As the President and CEO of the Alaska Chamber of Commerce, I was pleased with the recent passage of the Tax Cuts and Jobs Act of 2017. Its enactment is having a positive effect on our economy. Already, because of the tax bill, we are seeing new business investments, workers are seeing bigger pay checks because of less withholding, and in some cases getting bonuses. And, let’s not forget that opening the 1002 area of the Alaska National Wildlife Refuge (ANWR) was included in the bill as well.
The Alaska Congressional Delegation — Lisa Murkowski, Dan Sullivan and Don Young —deserve our thanks and gratitude for their part in helping get this legislation passed.
While we’ve heard quite a bit about the bill and its various components, including the fact that we’ll likely even see a reduction in some of our utility bills, it’s possible that you didn’t hear about one section that may prove to be one of the most important parts of the legislation.
The tax bill included a provision introduced by Senator Tim Scott (R-SC) to create an avenue for the more than $2 trillion in unused capital gains in our country to flow to distressed and rural areas.
If we can attract some of this capital to Alaska, it could be a game changer for our state.
How does it work? Based on income data, each state has a certain number of “Opportunity Zones” within which investment funds — which provide significant capital gains tax breaks for investors — can be established. Such funds will go to build or to supplement economic development projects in those areas. In Alaska, we have 68 low-income census tracts and the Governor can nominate up to 25 of them as Opportunity Zones. Designations are due by March 21 to the U.S. Department of the Treasury unless a waiver is requested and granted.
That means there’s no time to waste in letting the state know of your community or business’ interest in your area being nominated.
While I’m not a tax expert, many who are actual experts say that an Opportunity Zone designation could attract investors to projects, which could ultimately be a huge boost to communities.
A significant amount of economic growth has bypassed many of the communities and villages outside of our economic hubs. I believe that this provision could benefit many Mom-and-Pop enterprises in those communities and could provide incentives to invest in the areas in our urban areas that are under served. They could also lure investments to bigger development projects that are already underway in our state, which could benefit both the region and the state as a whole.

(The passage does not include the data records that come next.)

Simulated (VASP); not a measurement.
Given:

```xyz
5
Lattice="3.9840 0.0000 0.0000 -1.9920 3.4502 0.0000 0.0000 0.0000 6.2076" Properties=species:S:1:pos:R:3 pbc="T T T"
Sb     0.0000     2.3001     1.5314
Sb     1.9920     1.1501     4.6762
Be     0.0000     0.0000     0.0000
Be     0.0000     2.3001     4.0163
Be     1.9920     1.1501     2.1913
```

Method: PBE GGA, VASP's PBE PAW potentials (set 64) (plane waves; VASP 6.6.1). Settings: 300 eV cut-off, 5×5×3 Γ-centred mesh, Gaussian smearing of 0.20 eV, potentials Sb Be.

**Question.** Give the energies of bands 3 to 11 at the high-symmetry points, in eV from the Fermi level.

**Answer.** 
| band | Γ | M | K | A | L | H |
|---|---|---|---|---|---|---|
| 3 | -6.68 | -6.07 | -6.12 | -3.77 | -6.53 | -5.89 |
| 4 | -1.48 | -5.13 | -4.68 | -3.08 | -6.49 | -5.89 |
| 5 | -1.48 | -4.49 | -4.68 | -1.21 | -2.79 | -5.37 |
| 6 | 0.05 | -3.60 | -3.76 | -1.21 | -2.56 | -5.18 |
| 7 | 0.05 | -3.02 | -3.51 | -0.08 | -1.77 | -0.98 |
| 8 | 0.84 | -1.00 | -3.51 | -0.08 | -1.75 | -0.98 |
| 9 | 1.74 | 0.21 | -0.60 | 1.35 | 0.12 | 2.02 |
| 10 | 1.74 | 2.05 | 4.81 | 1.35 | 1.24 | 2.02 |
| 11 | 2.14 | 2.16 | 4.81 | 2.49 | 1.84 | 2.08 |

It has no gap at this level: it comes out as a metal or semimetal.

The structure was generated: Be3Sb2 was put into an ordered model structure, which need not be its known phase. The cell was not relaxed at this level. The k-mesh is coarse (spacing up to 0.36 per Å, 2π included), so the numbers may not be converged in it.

Congress has enacted a potent tax incentive for investors to reinvest investment gains designed to provide capital to businesses in distressed communities. Governor Walker will have to balance targeting the tax incentives to the most needy areas and selecting communities where new businesses are likely to be successfully launched. Let the governor’s office know if your community or business can benefit from a designation as an Opportunity Zone. This is one of those opportunities that we can’t afford to miss.
Curtis W. Thayer is lifelong Alaskan and serves as president and CEO of the Alaska Chamber.